Investigators searched the rubble throughout the day for additional victims and 45 people survived, Mr Whiteford said.
Authorities were uncertain on Saturday evening whether anyone was still unaccounted for because workers were in the midst of a shift change when it was struck by the tornado about 8.30 pm on Friday.
Amazon spokesperson Richard Rocha said in a written statement: “This is a devastating tragedy for our Amazon family and our focus is on supporting our employees and partners.”
The Retail, Wholesale and Department Store Union, which has been trying to organise workers at an Amazon facility in Alabama, criticised the company for keeping the Illinois site open during a weather emergency.
Missouri governor Mike Parson’s office said the storms killed at least two people in the state and initial assessments indicate they destroyed or did major damage to hundreds of homes and buildings.
Workers at a National Weather Service (NWS) office had to take shelter as a tornado passed near their office in Weldon Spring, Missouri, about 30 miles west of St Louis.

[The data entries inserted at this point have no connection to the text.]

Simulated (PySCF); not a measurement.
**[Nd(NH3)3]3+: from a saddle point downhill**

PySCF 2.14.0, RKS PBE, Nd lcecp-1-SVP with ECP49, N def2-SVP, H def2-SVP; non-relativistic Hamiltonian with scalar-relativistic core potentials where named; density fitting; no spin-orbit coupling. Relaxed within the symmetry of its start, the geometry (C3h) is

“This was an incredible storm that lasted a long time and covered a lot of territory,” said Larry Vannozzi, meteorologist in charge of the NWS office covering the Nashville area.
He added meteorologists have not determined whether the storm spawned a single tornado or multiple tornadoes.
In Arkansas, a tornado struck a nursing home in Monette, killing one and trapping 20 people inside as the building collapsed, Craighead County judge Marvin Day told The Associated Press.
Another person died when the storm hit a Dollar General store in nearby Leachville, governor Asa Hutchinson said.
“Probably the most remarkable thing is that there’s not a greater loss of life,” Mr Hutchinson said after touring the wreckage of the nursing home.
“It is catastrophic. It’s a total destruction.”
Governor Bill Lee on Saturday toured tornado-torn parts of western Tennessee in which four people had been killed.
Mr Lee travelled to Tiptonville and then Dresden, a small town of about 3,000 that saw its downtown corridor ripped to shreds.
“This is about the saddest thing I’ve ever seen,” said Mr Lee, who has had three fatal tornadoes rip through the state during his first term in office.